Congo opposition leader Felix Tshisekedi has been declared the winner of the long-delayed presidential election, the electoral commission announced early on Thursday January 10th, to the surprise of many, as the vast country braced for possible protests over alleged rigging.
According to AP, Tshisekedi, who received more than 7 million votes, or 38%, had not been widely considered the leading candidate. He is the son of late veteran opposition leader Etienne, who pursued the presidency for many years but was never able to win.
The election may enable Congo to attain its first peaceful, democratic transfer of power since independence in 1960. Tshisekedi, 55 years old, is set to replace President Joseph Kabila, who has ruled the volatile, poverty-stricken nation with an iron fist since 2001. He is barred from serving three consecutive terms, but during more than two years of election delays many Congolese feared he would find a way to stay in office.

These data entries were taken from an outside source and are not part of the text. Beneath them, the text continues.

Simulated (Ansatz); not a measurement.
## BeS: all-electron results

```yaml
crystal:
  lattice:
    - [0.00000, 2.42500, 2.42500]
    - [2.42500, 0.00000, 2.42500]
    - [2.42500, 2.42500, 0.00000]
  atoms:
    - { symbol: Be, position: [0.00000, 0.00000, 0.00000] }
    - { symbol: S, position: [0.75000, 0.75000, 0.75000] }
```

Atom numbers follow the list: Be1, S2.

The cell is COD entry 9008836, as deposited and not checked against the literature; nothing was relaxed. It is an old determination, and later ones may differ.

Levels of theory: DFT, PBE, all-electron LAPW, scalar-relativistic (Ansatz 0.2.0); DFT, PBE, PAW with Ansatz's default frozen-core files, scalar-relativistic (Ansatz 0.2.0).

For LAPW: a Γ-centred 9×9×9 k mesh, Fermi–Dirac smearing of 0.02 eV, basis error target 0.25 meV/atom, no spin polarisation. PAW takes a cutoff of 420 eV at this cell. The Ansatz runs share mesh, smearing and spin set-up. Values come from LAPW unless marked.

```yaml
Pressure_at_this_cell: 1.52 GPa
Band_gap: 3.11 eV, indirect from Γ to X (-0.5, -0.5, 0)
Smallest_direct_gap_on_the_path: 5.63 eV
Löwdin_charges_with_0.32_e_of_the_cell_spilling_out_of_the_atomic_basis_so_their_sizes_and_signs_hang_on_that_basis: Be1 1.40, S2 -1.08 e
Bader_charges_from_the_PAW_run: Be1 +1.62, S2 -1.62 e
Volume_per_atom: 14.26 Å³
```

"This is the coronation of a lifetime," the deputy secretary-general of Tshisekedi's party, Rubens Mikindo, said shortly after the announcement that his candidate had won, above the cheers at party headquarters. "This is the beginning of national reconciliation."
It was not immediately clear whether opposition candidate Martin Fayulu, who had pushed hard for Kabila to leave power and vowed to clean up Congo's widespread corruption, will contest the results after leading in polling. The constitutional court has 14 days to validate the results. Fayulu received more than 6 million votes, or 34%.